Max Hollein, the Met’s new director, who spoke confidently and compellingly during our informal NYC lunches while he was directing three Frankfurt museums, twice surprised me in the space of one week with his uneasy, hesitant delivery during introductory remarks at two recent press previews (Jack Whitten last Wednesday; Delacroix today). He even seemed tense during a 25-minute, one-on-one with the not-very-formidable CultureGrrl this morning. (He was sequentially speed-dating a series of journalists: As I was walking in, MetMuseum-ologist Andrew Goldstein, editor-in-chief of artnet, was walking out.)

Part of the problem is this native Austrian’s awkwardness with the English language. He could benefit from speech coaching: His staffers should advise him to slow down his delivery and to eliminate the constant use of “kind of” from his vocal mannerisms.

I suspect that part of the difference between Frankfurt Max and New York Max has to do with his confidence and enthusiasm in touting his accomplishments at the Städel Museum, Schirn Kunsthalle and Sculpture Collection of the Liebieghaus vs. his steep learning curve at the Met, where he’s an outsider, still feeling his way after a mere six weeks.

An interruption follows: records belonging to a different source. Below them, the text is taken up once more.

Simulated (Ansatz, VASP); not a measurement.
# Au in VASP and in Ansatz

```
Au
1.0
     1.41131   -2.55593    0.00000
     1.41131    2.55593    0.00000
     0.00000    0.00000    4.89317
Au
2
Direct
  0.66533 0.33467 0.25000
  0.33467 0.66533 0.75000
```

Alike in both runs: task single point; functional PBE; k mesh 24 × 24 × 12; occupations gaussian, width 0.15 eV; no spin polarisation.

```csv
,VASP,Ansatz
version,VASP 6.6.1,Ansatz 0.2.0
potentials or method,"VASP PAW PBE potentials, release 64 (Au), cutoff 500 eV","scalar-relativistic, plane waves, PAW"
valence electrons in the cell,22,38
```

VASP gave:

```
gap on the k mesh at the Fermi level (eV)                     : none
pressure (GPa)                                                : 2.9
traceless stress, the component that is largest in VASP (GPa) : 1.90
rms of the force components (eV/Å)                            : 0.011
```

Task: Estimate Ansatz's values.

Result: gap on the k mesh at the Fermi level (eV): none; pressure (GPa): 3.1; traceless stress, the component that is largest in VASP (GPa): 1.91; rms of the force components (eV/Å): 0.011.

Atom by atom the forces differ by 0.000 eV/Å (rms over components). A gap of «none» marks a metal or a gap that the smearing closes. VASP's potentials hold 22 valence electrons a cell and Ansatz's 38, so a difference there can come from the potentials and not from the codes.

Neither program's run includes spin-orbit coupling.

Max Hollein gripping the podium at the press preview for “Odyssey: Jack Whitten Sculpture”
Photo by Lee Rosenbaum

My allotted time-slot was too brief to go into great depth about his plans and hopes. In the interest of covering a wide range of issues, I mostly refrained from lobbing follow-up questions. Some takeaways: his desire to treat the collection holistically, with dialogues created among works from different cultures; a feeling that, in the long run, contemporary art should be in the Fifth Avenue building, not in a “satellite facility” (the Met Breuer on Madison). Still unclear is the status of previous plans for a new Southwest Wing for modern and contemporary art.

Max supports the Met’s controversial new admission-fee policy as “an important decision for the financial stability of the museum. For me, it will always be a priority to sustain and enhance that, and not to retreat and scale back the ambitions or the outreach offerings.”

Here are more excerpts, edited for clarity:

I’m a strong believer in celebrating the art historical and the aesthetic identity of the artworks that we have here. We will continue to expand the readability of these objects by also focusing on their social, historical and economic contexts. For example, the British galleries, which are going to reopen in 2020, already have interwoven in them a very interesting agenda, which is how certain objects can represent not only the spirit of the time but also the complexity of living in a time: the trade influences, for example.

Other areas that would benefit from attention will be our galleries for Africa, Oceania and Americas. Another kind of gallery system to focus on is Ancient Near East. If you go through the galleries you will clearly see that there is room for improvement and I think our understanding of that area has so dramatically changed.

There will be other kinds of places where you will find a much stronger dialogue between all different cultures. In our case, it’s all kind of organized by department. I think there’s a strong dialogue that we are offering already in exhibitions. I think we can do it even more and it’s necessary and important to do so.

Contemporary art has been part of this institution, more or less from Day One. If you go through the galleries now, you would be surprised how many objects are of the 20th century, but you don’t perceive them as modern or contemporary. If you go through the African collection, there are a lot of objects from the 1920s or ’30s. So I think that contemporary art at the Met needs to almost reeducate you to look at 20th-century art not just with our Western or Eurocentric lens. There is contemporary art in many different areas of the museum, but sometimes we don’t perceive it as such.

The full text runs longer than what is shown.